Planes, Trains and ant Hills
Reported April 2008
DALLAS, Texas (Ivanhoe Newswire) -- Are you a worker, a drone, or a queen bee? Businesses are using models based on insect behavior to increase human production and work faster. And it's already started at the airport.
Do you ever feel like you work in an ant farm, or maybe like you're lost in the swarm? Now, financial analysts at Phoenix Sky Harbor Airport are using an ant-based computer model to help you get to your destination faster!
"It's sort of like a colony of individuals trying to move through a maze with all of the other individuals present, arriving and departing and trying to do it as fast as they can," Douglas Lawson, Ph.D., a financial analysis manager at Southwest Airlines in Dallas, Texas, told Ivanhoe.
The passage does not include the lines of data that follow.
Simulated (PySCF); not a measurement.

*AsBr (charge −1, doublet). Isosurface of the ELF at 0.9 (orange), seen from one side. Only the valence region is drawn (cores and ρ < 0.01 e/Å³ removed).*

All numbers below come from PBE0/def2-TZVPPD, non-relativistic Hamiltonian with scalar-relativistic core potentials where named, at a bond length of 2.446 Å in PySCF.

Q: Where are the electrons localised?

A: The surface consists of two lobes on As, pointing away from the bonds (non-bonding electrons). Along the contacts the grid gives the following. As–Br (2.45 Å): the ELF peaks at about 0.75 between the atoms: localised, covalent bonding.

The software program uses swarm theory, or swarm intelligence -- the idea that a colony of ants works better than one alone. Each pilot acts like an ant searching for the best airport gate. "The pilot learns from his experience what's the best for him, and it turns out that that's the best solution for the airline," Dr. Lawson explains.
As a result, the "colony" of pilots always go to gates they can arrive and depart quickly. The program can even alert a pilot of plane back-ups before they happen. "We can anticipate that it's going to happen, so we'll have a gate available," Dr. Lawson says.
It's worked for planes. Now, they're using the same theory with passengers to improve ticketing and check-in. "It's basically planning by putting the virtual world out there and letting it happen, and then when we see what's going to happen, that's what we should plan to do," Dr. Lawson says…
…Getting you off the ground and to your destination with a little help from some six-legged friends. Dr. Lawson says the same principles of swarm theory can also be applied to other types of businesses.
The American Mathematical Society, the Mathematical Association of America, and the Institute for Operations Research and the Management Sciences contributed to the information contained in the TV portion of this report.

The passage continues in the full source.